Mortgage rates crept up this week as the Fed raised short term interest rates for the 11th time. The 30 year fixed interest rate mortgage went up to 5.88 percent from 5.84, according to a survey of national lenders this week. The 30 year fixed interest rate mortgage from this survey had 0.36 origination and discount points. The 15 year fixed interest rate mortgage crept up also, going from 5.44 percent to 5.5 percent. Adjustable rate mortgages (ARMs) also went higher, with the 5/1 adjustable rate mortgage (ARM) going from 5.4 percent to 5.46 percent. The average one year ARM crept higher to 4.9 percent from 4.87 percent.
Fixed mortgage interest rates have been doing their own thing in spite of actions taken by the Fed. There have been increases in short term interest rates totaling 2.75 percentage points since 2004, and the 30 year fixed interest mortgage loan rate has dropped nearly one half a percentage point. By raising interest rates this week, the government recognized the economic impact of Hurricane Katrina but stated the long term effect would be minimal.

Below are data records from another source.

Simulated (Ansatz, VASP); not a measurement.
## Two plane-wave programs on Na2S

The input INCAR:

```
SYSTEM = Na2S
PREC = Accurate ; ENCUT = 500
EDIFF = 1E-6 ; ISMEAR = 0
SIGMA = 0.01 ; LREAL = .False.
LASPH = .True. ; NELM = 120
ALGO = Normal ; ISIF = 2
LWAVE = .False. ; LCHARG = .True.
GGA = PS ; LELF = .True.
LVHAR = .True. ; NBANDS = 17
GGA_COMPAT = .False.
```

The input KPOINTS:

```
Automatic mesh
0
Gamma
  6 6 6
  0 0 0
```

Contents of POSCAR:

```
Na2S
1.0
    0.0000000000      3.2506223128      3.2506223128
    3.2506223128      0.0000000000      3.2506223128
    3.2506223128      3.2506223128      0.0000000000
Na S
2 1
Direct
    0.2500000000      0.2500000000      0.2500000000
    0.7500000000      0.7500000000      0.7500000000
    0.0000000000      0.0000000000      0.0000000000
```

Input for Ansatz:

The government is choosing to concentrate on battling inflation. They want to keep inflation low has to offset to the decline in government bond yields and mortgage rates over the past year. Mortgage interest rates are closely tied to yield rates on government Treasury securities. Mortgage interest rates have not been a problem for prospective homeowners as the 30 year fixed interest rate mortgage has been below 6 percent since April. Many adjustable rate mortgages are raising their interest rates; lower fixed rates are still attractive for new home buyers and those refinancing their mortgages. With the 30 year fixed interest rate at 5.88 percent, now is the time to refinance if you have been putting this off.